Parting Words

It might not have been evident at face value, but my dad was a sensitive man. Not everyone got the privilege of seeing that side of him, but beneath his quiet and reserved exterior was a tender soul full to overflowing with emotion, well acquainted with sadness and regret but also great joy and love. I’m thankful now that my main example of masculinity was a man who could cry watching The Notebook and also knew how to replace a car radiator. He taught me time and again there was no weakness in compassion and in doing so broke another of many generational curses in my family. People keep telling me how much I remind them of him. The most I can say is that I’m trying. 

As I write this I am 33 years old, my wife Gabby and I just celebrated our 1-year wedding anniversary, and in a matter of days we’re going to be bringing a baby into the world. Somehow right in the middle of all of this, my dad has died. To have this kind of tragedy coincide with so much good has overwhelmed me, and I feel there’s two halves of my spirit in conflict. Grief and joy, anger and gratitude pull at me like a tug-of-war and I often don’t know which way to go.

I’ve seen so much evidence of God’s faithfulness at work even while having many reasons to doubt and to despair. How can I go on the rest of my life without dad here? How can I explain to my daughter who her one and only grandfather was and how much he meant to all of us? I don’t know how to live my life without him in it. 

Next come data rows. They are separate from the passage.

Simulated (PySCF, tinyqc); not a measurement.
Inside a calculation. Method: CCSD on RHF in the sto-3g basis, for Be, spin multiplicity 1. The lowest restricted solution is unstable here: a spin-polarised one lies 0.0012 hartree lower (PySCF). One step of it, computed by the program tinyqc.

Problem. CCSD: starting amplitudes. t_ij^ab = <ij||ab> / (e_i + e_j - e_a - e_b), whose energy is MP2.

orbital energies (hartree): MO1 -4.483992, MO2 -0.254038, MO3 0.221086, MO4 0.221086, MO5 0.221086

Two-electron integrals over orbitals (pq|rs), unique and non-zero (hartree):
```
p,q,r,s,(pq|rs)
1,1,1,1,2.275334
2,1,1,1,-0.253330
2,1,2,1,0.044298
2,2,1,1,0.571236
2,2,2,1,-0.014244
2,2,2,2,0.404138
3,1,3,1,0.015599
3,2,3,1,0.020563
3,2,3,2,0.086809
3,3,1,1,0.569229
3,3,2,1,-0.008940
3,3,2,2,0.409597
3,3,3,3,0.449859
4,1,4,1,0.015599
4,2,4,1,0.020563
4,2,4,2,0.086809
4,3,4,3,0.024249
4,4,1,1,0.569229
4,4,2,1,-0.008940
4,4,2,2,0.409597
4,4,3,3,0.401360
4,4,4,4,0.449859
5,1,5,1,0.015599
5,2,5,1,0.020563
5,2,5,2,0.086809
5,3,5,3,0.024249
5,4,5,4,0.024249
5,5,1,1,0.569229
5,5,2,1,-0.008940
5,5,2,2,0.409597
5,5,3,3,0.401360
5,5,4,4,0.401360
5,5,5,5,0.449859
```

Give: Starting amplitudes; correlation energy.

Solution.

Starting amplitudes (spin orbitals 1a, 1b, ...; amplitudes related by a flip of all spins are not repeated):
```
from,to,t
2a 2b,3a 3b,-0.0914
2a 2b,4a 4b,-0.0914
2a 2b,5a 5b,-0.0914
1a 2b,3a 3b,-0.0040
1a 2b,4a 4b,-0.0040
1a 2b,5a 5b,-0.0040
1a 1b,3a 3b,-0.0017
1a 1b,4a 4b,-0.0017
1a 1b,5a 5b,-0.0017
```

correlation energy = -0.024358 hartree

I knew this day would come, as it eventually will for everyone. As dad often liked to say, life is short, shorter than you think. But I had hoped there’d be so much more for him in this life, and I can’t help but be so deeply disappointed. So much was stolen from dad. His ability to sing and play music, to walk, to breathe on his own. That he would suffer for so long and still be taken from us so soon. That our baby girl never got the chance to meet him. He didn’t deserve to have his story end this way. There is a cruelty and injustice to it that I cannot understand.

There have been countless desperate and tearfilled prayers spoken over dad in the four years of his illness. Some of those prayers were answered, some were not. Dad sometimes wondered if God were punishing him for past sins and we would have to remind him he was loved and forgiven and that Jesus had already paid it all. As anyone who knew him could attest, my dad was a righteous man who loved and served the Lord and his family. Though he might’ve had a good excuse to abandon his faith altogether, like Job in the Old Testament dad’s dialogue with God only intensified.

I can only imagine how difficult his day-to-day life became, but I saw firsthand how he leaned even more on all the relationships he was so blessed to have received. He knew with greater clarity that whether in this life or the next there was no ultimate hope apart from Christ and the promise of his resurrection. Of all the lessons he taught me that was the foundation. Tomorrow is not guaranteed. All of us are living on borrowed time and we have less control over our lives than we’d like to believe.

Sometimes the glass we see through is so dark, but where there is anger and disappointment and grief there also is gratitude, and as time goes on that has strengthened. There were so many instances when dad could have gone but was spared instead. So many small miracles we were given, so much extra time for him to see me get married and know I would be a father. I cherish them deeply, just as I cherish the final moments we had with him. We were given the gift of a goodbye (for now), as he was given the gift of being able to make the choice to pass on his own terms, in his own time. 

The truth is there are so many things to be grateful for, so many blessings even in the midst of loss, and to accept them is to be able to carry on. So I can keep the belief that sickness and tragedy and death do not have ultimate authority, though they seem to in this world. I can hope one day to join dad in the place prepared ahead by the Father in heaven and introduce him to my little girl. I can find the strength to go on living my life and the wisdom to try and live it with integrity. I can still pray, in spite of my doubt. I can love generously, I can cry, I can open my heart and allow others to hold it. And I can do all of these things because of the gift from God that was my dad, the best man I have ever known.